Mysql – Table partition should not be selected

MySQLmysql-5.1partitioning

I am looking to partition a table (nearly 30M rows) by date ranges
(mysql version : 5.1.73)

CREATE TABLE `TABLE_X` (
  `name_x` varchar(50) NOT NULL,
  `type_x` varchar(5) NOT NULL,
  `status_x` tinyint(1) NOT NULL,
  `date_x` date NOT NULL,
  KEY `xdate` (`date_x`)
)ENGINE=MyISAM DEFAULT CHARSET=latin1
PARTITION BY RANGE (TO_DAYS(`date_x`))
 (
    PARTITION p13q1 VALUES LESS THAN (TO_DAYS('2013-04-01')),
    PARTITION p13q2 VALUES LESS THAN (TO_DAYS('2013-07-01')),
    PARTITION p13q3 VALUES LESS THAN (TO_DAYS('2013-10-01')),
    PARTITION p13q4 VALUES LESS THAN (TO_DAYS('2014-01-01')),
    PARTITION p14q1 VALUES LESS THAN (TO_DAYS('2014-04-01')),
    PARTITION p14q2 VALUES LESS THAN (TO_DAYS('2014-07-01')),
    PARTITION p14q3 VALUES LESS THAN (TO_DAYS('2014-10-01')),
    PARTITION p14q4 VALUES LESS THAN (TO_DAYS('2015-01-01')),
    PARTITION p15q1 VALUES LESS THAN (TO_DAYS('2015-04-01')),
    PARTITION p15q2 VALUES LESS THAN (TO_DAYS('2015-07-01')),
    PARTITION p15q3 VALUES LESS THAN (TO_DAYS('2015-10-01')),
    PARTITION p15q4 VALUES LESS THAN (TO_DAYS('2016-01-01')),
    PARTITION p16q1 VALUES LESS THAN (TO_DAYS('2016-04-01'))
);

when i do a 'select' query to retrieve data between two dates from the same month, the result is correct

explain partitions select count(*) from TABLE_X where date_x between '2013-10-01' and '2013-10-27' \G
*************************** 1. row ***************************
           id: 1
  select_type: SIMPLE
        table: TABLE_X
   partitions: p13q4
         type: index
possible_keys: xdate
          key: xdate
      key_len: 4
          ref: NULL
         rows: 984405
        Extra: Using where; Using index

but when i try to retrieve rows between different months, i get this result

Eg 1:

explain partitions select count(*) from TABLE_X where date_x between '2013-10-01' and '2013-11-27' \G
*************************** 1. row ***************************
           id: 1
  select_type: SIMPLE
        table: TABLE_X
   partitions: p13q1,p13q4
         type: index
possible_keys: xdate
          key: xdate
      key_len: 4
          ref: NULL
         rows: 1562732
        Extra: Using where; Using index

this query should use only p13q4 partition

Eg 2:

    explain partitions select count(*) from TABLE_X where date_x between '2013-10-01' and '2014-01-27' \G
*************************** 1. row ***************************
           id: 1
  select_type: SIMPLE
        table: TABLE_X
   partitions: p13q1,p13q4,p14q1
         type: index
possible_keys: xdate
          key: xdate
      key_len: 4
          ref: NULL
         rows: 2085003
        Extra: Using where; Using index

this query should use p13q4 & p14q1 partitions.

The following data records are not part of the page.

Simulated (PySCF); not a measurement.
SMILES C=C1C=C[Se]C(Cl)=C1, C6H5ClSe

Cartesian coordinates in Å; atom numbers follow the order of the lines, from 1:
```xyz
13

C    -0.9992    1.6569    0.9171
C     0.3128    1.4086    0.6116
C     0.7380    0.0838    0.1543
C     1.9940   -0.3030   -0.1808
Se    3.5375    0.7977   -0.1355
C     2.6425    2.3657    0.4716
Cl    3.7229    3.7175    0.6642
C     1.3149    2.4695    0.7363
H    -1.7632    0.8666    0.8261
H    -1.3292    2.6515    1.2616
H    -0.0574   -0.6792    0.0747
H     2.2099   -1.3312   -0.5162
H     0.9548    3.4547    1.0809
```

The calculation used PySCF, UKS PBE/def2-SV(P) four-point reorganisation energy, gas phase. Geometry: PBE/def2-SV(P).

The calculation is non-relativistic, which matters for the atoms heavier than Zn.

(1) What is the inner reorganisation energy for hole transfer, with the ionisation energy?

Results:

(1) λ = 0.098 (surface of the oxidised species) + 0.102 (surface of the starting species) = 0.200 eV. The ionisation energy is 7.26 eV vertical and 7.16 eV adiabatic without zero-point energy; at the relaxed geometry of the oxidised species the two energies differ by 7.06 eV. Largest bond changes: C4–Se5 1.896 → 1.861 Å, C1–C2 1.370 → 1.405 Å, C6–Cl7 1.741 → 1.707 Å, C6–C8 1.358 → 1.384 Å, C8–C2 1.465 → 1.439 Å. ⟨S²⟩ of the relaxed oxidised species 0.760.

I don't understand why it's using the p13q1 partition,

What am I missing?

Best Answer

This seems to be known problem with to_days and between - if there were some invalid dates in the table, to_days return NULL on them and stores them in the first partition. And when evaluating BETWEEN, mysql can sometimes decide that some dates in that range are invalid and so it thinks it has to check first partition to find them. Such dates giving NULL may be for instance '2013-11-00' which might theoreticaly fall to that between range so optimizer better checks for them - and there is probably no consensus if it is right or wrong..

Possible workaround would be to define special partition for null values. That would be empty most of the time, so performace should be better in some cases.